Wednesday, February 27, 2013

Blog #3: Culture As the Windows Through Which We view Our World


Teenage wasteland is the story of a reporter who goes Bergen to investigate a historically unique case of four suburban kids who commit suicide together. She wanted to understand why this young people would choose suicide as the best course of action. She starts in Bergenfield where she finds out that there are specific socio-cultural patterns operating there through which a teenage suicide pact became objectively possible; she also finds out that there are particular conditions that made the town label kids like the ones who committed suicide ‘burnouts’ ‘greasers’ ‘hoods’ ‘beats’ ‘freaks’ ‘hippies’ ‘punks’. She spends the next two years learning about these outcast youth.

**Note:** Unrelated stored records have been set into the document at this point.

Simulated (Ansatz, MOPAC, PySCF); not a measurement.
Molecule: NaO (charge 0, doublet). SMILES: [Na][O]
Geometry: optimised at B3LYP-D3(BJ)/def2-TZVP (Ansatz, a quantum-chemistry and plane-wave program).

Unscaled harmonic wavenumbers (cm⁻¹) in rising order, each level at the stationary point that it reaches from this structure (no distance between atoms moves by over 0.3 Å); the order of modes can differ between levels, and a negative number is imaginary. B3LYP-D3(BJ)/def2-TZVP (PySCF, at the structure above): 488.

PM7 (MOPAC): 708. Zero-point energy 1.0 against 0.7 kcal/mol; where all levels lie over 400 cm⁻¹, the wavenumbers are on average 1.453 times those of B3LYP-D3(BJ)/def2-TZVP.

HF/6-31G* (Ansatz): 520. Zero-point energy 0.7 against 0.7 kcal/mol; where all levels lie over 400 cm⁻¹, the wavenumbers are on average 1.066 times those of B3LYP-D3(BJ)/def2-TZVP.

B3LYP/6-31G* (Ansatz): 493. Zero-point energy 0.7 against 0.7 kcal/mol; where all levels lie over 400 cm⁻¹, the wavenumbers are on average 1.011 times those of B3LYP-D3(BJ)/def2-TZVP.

This reading was in conjunction with chapter 3 of Experience Sociology, which talks about culture. While reading this article, I kept thinking about the nonmaterial element of culture i.e. values, beliefs, standards, knowledge, behaviors and norms; when majority in the society share this elements, then it is the dominant culture. When a subset of a society does not conform, instead it has values, beliefs, standards, knowledge, behaviors and norms that are different from the rest of a society, then it is a subculture. The ‘burnout youth’ phenomena that Donna Gaines encounters in Bergenfield and beyond shared a subculture.


Culture can be seen as an onion. It has numerous layers to it. The outermost layer is what we can see. In the case of Teenage Wasteland, it can be physical like the description of how the teenagers looked: they wore lots of black and leather, had shaggy haircuts, and listened to thrash metal. The second outer most layer is composed of what our heroes are, and what they pass down to us. For many of us, it is the people we learn from, for others it is the people they admire. The teenagers’ heroes in Teenage Wasteland were rock musicians like AC/DC, whose music was found beside the corpses. At the center of it all are the core values – those deeply held principles or standards by which we make judgments about the world. These values are what led the community at Bergenfield to label some of its youth as burnouts.

When cultures and subcultures are too different from each other, then there will be conflict or consensus. In her research, the author of Teenage Wasteland finds that there are differences between what sets of a population expect of each other, for example, parents expected children to stay in school and get absorbed in legitimate, established routine of social activity; but this was not enough for the kids. They still got bored and occupied their time with worshipping Rock and Roll icons. One of the reasons that emerged to explain the burnout youth phenomenon was ‘teenage boredom’. As teenage boredom became a concern, because it was leading to alcohol and drugs and in extreme cases suicide, the town tried to remedy it with afterschool activities and part time afterschool jobs.